A piece of literature is marked by its ability to entertain several different, contradictory, unreconcilable interpretations at the same time. If there were one and only one correct interpretation of a work, it is unlikely that any reader would ever discover it, and if the author is not the one who dictates the meaning of a text, then it is not likely that anyone would ever discover it. This is because each reader is imbedded in a different cultural context, operating on different moral and political assumptions and with different propensities for reacting to and interpreting social behavior. The interpretation each reader creates is dependent on them as a subject, themselves determined by causes outside of their control.
If there are several correct interpretations of a work simultaneously, as there must be, then analysis is pointless. To use such things as "evidence", and such words as "because" and "therefore" is meaningless; to make the claim that a proposition is true, it's negation must be false. If two different readers can assert opposite propositions without either being wrong, then the "analysis" is meaningless. For example, if two different readers of "The Adventures of Tom Sawyer" can both claim, with evidence, that Tom Sawyer is a fundamentally bad child, and that he is a good child, or more pointless still, whether the wardrobe from the Narnia Chronicles was a symbol for imagination, maturity, The Bible (I've seen this) or whatever else can be reasonably or unreasonably invented, if two readers can claim this then there is no semblance of logical coherence.

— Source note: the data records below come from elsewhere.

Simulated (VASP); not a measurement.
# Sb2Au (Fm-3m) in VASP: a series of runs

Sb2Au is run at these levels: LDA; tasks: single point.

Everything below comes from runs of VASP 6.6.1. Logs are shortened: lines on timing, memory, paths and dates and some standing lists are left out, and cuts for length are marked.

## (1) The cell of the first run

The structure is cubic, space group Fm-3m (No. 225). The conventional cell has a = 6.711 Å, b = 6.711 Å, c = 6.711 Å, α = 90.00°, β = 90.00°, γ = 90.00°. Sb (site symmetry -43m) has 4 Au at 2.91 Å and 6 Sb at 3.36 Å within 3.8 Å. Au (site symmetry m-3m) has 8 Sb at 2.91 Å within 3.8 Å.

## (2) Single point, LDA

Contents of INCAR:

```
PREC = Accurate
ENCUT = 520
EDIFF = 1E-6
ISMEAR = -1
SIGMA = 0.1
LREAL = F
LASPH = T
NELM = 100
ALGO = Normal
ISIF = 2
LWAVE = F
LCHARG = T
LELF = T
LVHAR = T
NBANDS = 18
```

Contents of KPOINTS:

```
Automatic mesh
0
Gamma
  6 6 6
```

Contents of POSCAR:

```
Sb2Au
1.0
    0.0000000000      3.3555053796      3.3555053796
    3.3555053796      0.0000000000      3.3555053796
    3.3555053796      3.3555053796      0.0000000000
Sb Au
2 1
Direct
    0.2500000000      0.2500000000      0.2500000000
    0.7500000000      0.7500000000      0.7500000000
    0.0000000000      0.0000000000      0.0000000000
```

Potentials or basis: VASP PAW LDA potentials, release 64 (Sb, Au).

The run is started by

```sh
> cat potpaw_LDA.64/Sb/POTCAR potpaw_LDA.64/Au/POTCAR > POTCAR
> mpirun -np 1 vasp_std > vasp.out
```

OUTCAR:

I enjoy fiction once in a while, but the absurd degree to which the discussion of cool stories has been formalized, replete with "literary devices", and "textual evidence" is perplexing. Fiction is an enjoyable and effective means of conveying ideas, sentiments and emotions, but what can be conveyed in a whole book through meticulously designed character interactions and event sequences, can in the end only stand on the merits of its evidence and rational soundness. The fictional nature of fiction makes it a terrible gauge or indicator of anything real, or of anything actually true. If any will claim that it is an art, then they can live with the consequences. It is entirely subjective, and so bears no epistemic value.